Gamers scrambling for more space on their computers may need an external disk drive for data storage. However, you can likely encounter some common issues, such as an external drive not recognized on devices like Macs and PCs, compatibility issues, and others.
From there, the troubleshooting begins—checking the cable and USB ports, updating your operating system, resetting the Finder setting, force-mounting the external drive, and more. Besides this specific issue, tons of other hardware replacements start to snowball, and the only culprit here is the game’s underwhelming optimizations in storage and performance.

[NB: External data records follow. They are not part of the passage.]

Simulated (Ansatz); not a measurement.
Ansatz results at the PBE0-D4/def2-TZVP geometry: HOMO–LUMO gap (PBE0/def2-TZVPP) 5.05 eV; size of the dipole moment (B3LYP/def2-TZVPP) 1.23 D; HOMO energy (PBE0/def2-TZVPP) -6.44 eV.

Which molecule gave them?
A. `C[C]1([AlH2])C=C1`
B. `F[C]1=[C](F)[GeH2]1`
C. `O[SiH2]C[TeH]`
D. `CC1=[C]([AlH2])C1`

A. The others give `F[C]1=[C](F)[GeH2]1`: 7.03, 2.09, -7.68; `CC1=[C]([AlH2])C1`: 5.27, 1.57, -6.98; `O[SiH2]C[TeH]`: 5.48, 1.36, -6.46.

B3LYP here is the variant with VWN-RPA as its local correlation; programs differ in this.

The Rise In Microtransactions And Subscription Services
After buying a game, there are also the in-game microtransactions you need to consider—imagine paying $20 for a Call of Duty skin, which will likely become outdated within a year with the next CoD release. This phenomenon becomes an even bigger problem when you consider loot boxes, essentially gambling in video games.
While microtransactions are much more predatory in F2P, you may sometimes excuse them because they are a free game. However, I can’t give paid games like Call of Duty a pass for this. Sure, the skins and cosmetics are optional, but when you start selling bundles with meta-defining guns and loadouts, it becomes a problem.
One way to escape the daunting $70 requirement is through gaming subscription services like EA Play, PlayStation Plus, and, of course, Xbox Game Pass. Unfortunately, these saviors are getting out of touch each year by getting more expensive, like Game Pass becoming roughly 20% more expensive across all its models in 2024. It’s a shame to see, especially when you notice that competitors follow suit.
Conclusion
Gaming was initially an accessible medium that almost anyone with a passion could delve into. Previously, the only major expense was your time, and all you had to do was make sure you weren’t spending an unhealthy amount of hours in front of the screen. Now, however, the space has become too demanding and predatory, souring the entire experience.
While you can resolve these issues with simple solutions by getting better hardware, faster storage devices like SSDs, or just a bigger wallet, they’re neither easy to come by nor sustainable. As a result, the community has become alienated, and AAA companies, rather than creating an experience for everyone, have devolved to exclusively appeasing the whales of their games.